Drinks giant Diageo has been fined £1.2 million by the Scottish Environment Protection Agency (SEPA) after an “administrative error” prevented the company from operating under the correct emissions permit.

Diageo fined £1.2 million for breaching climate regulations

The Scottish agency imposed the fine after finding that Diageo had failed to accurately declare carbon emissions in three of its whisky plants in Scotland, breaching the UK’s rules. The drinks giant has cited an “administrative error” as the cause of the issue.

SEPA described payment of the fine as “non-negotiable” after the drinks giant appealed the original civil penalty notice.

The original penalty of £1.4 million was reduced to £1.2 million after appeal.

SEPA issued Diageo with a civil penalties fine under the Emissions Trading Scheme (ETS), which puts a cost on carbon emissions to encourage qualifying polluters to reduce the amount of greenhouse gases emitted.

ETS works under a ‘cap and trade’ principle, where a limit is set on the total amount of greenhouse gases that can be emitted by companies within the scheme. The cap is reduced over time, making a contribution to achieving Net Zero.

Qualifying operators are required to hold a permit and accurately monitor and report all qualifying emissions on an annual basis.

But Diageo has been accused by SEPA of failing to accurately report its emissions across three whisky sites for over six years, by operating for this time with no ETS permit at all three sites.

The three sites were named as the Roseisle distillery and Burghhead Maltings on Speyside near Elgin and the Glen Ord Distillery in Ross-shire, as reported by The Ferret.

In a statement concerning the appeal, Jamie McGeachy, Carbon Reduction, Energy and Industry Manager for SEPA described the penalty as “non-negotiable”, and stated that “participation and full compliance is not optional”.

“These civil penalties demonstrate SEPA’s commitment to enforcement of obligations under ETS. Our message is clear: if you do not follow the regulations designed to protect and improve our environment, there are consequences,” he said.

McGeachy warned that the fines should serve as “a warning to not only the company involved, but all others in Scotland, that we will take the appropriate action to ensure compliance”.

A spokesperson from Diageo told db in response to the fine: “This was an unfortunate administrative error at three of our sites in Scotland during the period concerned and we have since implemented a number of procedural changes to ensure this does not happen again.

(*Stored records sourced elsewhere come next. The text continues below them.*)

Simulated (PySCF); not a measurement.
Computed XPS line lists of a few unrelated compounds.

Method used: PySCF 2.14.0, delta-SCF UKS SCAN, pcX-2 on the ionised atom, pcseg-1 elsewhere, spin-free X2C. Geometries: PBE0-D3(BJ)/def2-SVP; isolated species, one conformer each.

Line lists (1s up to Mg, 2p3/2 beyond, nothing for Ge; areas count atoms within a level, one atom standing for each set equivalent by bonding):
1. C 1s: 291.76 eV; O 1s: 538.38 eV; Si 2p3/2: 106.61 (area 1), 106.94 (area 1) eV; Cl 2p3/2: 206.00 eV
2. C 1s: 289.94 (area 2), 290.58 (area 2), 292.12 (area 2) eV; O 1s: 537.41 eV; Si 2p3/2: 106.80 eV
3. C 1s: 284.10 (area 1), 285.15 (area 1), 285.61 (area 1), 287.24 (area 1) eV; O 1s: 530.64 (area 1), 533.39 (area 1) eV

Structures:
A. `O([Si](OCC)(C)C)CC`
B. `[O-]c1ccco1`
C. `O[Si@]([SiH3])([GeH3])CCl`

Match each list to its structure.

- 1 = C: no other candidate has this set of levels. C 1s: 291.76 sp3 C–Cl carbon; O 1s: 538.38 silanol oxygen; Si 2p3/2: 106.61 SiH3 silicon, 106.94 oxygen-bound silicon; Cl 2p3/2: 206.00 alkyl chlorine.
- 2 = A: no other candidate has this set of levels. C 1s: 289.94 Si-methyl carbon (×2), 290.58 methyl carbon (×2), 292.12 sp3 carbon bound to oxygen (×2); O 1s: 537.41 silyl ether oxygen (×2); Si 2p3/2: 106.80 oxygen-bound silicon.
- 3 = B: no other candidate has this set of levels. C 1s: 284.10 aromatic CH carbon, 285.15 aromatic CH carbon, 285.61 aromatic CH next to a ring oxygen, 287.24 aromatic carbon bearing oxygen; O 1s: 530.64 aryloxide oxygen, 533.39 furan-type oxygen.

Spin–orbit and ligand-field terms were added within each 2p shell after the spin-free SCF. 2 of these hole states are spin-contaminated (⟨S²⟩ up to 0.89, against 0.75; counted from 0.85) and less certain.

“We have always, and will continue to put significant focus behind reducing our environmental impact. In Scotland, we have invested over £150m in bio-energy plants, reduced our carbon emissions from direct operations by 50% up to 2020 and aim to be net zero by 2030.”

The drinks giant this week announced plans to build a carbon neutral distillery in Canada, designed to supplement existing manufacturing operations in the country.

SEPA sees compliance with the ETS as a crucial step towards achieving Scotland’s goal of a 75% reduction in CO2 emissions by 2030 and net zero emissions by 2045.